Younger sister Rachael: “This is so cool. I can’t wait. This whole place was a swamp maybe 100 million years ago, with dinosaurs and everything.”

Older sister Gabrielle: “Whatever.”

A half later, Gabrielle finds the dinosaur vertebrae that causes all hell to break loose. Well, that’s what it must have seemed like to Rachael.

The family is interviewed by the press. The local experts at the park are ecstatic, gushing over the marvelous find by this “little girl,” thrilled at the press coverage for the park. Gabrielle has her picture taken which runs in the Baltimore Sun along with an article. The Washington Post covers her find as well, as do other news outlets. Clearly, she thoroughly enjoys her brush with fame. To add salt to Rachael’s wound, in her picture in the Sun, Gabrielle’s holding a stuffed toy, no, not a dinosaur – a stuffed walrus. As for Rachael? One reporter notes that Rachael “kind of wished she’d found the fossil herself.” A bit of understatement if I know fossil hunting and sibling rivalry. (Girl Hits Pay Dirt on a Fossil Hunt with Her Family, by Megan Greenwell, Washington Post, November 25, 2009 ; New Dinosaur Park Yields Fossil for 9-Year-Old Girl, by Frank D. Roylance, Baltimore Sun, November 24, 2009)
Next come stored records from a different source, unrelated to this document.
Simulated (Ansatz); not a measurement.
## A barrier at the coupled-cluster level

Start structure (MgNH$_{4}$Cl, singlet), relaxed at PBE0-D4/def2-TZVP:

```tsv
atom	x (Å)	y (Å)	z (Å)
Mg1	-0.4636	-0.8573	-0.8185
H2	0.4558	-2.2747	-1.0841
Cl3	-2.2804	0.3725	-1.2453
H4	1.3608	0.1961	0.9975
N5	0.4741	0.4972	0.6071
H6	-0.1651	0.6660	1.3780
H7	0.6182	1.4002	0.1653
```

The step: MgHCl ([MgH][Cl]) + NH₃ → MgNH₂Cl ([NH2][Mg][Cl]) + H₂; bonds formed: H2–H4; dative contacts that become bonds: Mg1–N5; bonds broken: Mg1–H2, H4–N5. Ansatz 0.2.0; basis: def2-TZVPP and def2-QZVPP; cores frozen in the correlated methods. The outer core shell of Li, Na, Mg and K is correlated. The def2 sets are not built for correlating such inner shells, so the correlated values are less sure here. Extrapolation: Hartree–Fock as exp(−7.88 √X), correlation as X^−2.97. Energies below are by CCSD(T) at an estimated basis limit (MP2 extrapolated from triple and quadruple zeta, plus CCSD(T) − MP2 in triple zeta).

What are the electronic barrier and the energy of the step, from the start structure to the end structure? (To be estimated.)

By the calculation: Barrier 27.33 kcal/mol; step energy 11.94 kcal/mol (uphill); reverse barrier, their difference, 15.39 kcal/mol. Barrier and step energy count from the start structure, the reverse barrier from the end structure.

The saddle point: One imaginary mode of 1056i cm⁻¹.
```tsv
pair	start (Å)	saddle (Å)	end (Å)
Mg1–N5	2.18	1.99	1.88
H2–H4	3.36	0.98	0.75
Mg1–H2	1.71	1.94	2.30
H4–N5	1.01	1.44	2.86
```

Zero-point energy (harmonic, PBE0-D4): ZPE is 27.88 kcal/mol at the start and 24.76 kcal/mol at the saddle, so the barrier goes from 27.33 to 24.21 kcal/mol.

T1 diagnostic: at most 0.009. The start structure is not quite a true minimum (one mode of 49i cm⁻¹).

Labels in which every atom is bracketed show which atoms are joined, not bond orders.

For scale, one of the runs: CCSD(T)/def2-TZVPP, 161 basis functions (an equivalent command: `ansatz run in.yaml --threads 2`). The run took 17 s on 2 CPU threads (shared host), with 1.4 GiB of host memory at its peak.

Take heart, Rachael. I know you’d already learned that life’s not fair – having a sibling ensured that. You’ve now learned that fossil hunting’s not fair, either. Your enthusiasm, dedication, knowledge were no guarantee of good things happening (not in this instance, but, trust me, they will pay off in the future). The whole process is too dependent on contingency, historical accidents. Your sister’s finding of that fossil is the end result of an incredible chain of events that stretches further back in time than even the moment 100 million years ago that the dinosaur sank into the mud, dead. Change one of those events and maybe the fossil’s 7 inches to the right and Gabrielle misses it or, go back even farther and tweak an initial condition and there aren’t even dinosaurs, at least as we know them, to become fossilized. Now, that would be a shame.

The debate over contingency in the paleontological world might provide some insight for you, Rachael. I'm sure you understand that we're applying it at a much more micro level than the paleontologists have.

Contingency became paleontologist Stephen Jay Gould’s watchword for life’s evolutionary history. As he wrote in Wonderful Life: the Burgess Shale and the Nature of History (1989),
The modern order was not guaranteed by basic laws (natural selection, mechanical superiority in anatomical design), or even by lower-level generalities of ecology or evolutionary theory. The modern order is largely a product of contingency. (p. 288)

Based on his interpretation of the Burgess Shale and the many anatomical designs he saw arise there only to be decimated, he came away with
amazement . . . at the fact that humans ever evolved at all. . . . Replay the tape a million times from a Burgess beginning, and I doubt that anything like Homo sapiens would ever evolve again. It is, indeed, a wonderful life. (p. 289)

Too much of the process was, in his view, historically contingent to ever replay in the same way.

Others, such as Simon Conway Morris, have rejected the extreme nature of this view, arguing that there are, in fact, a constrained number of successful evolutionary options. As a result, Conway Morris wrote, “the evolutionary routes are many, but the destinations are limited.” (Life’s Solution: Inevitable Humans in a Lonely Universe, 2003, p. 145). In the same volume, Conway Morris repeats this theme, but adds an important coda:
Thus we see that the same ends may be arrived at along various, and sometime[s] wildly different, routes. Correspondingly, very seldom is the convergence so exact as to make the organism or structure indistinguishable. (p. 301, emphasis added)

So, young Rachael, here’s the other lesson I hope you will learn from this and, I think, you’re on your way to that knowledge because you’ve promised to return to the park at the next opportunity. Be fully confident that when you and Gabrielle return to Dinosaur Park, history will not repeat itself. It will be different the next time around. Even in Simon Conway Morris’ view, the exact same outcome will not come to pass. Take solace in that, even as you lick your wounds from the experience of last Saturday.

Of course, do understand, it could well be worse.

My advice, Rachael, when you do go on that dream fossil hunt in South Dakota, follow your instincts and leave your older sister at home.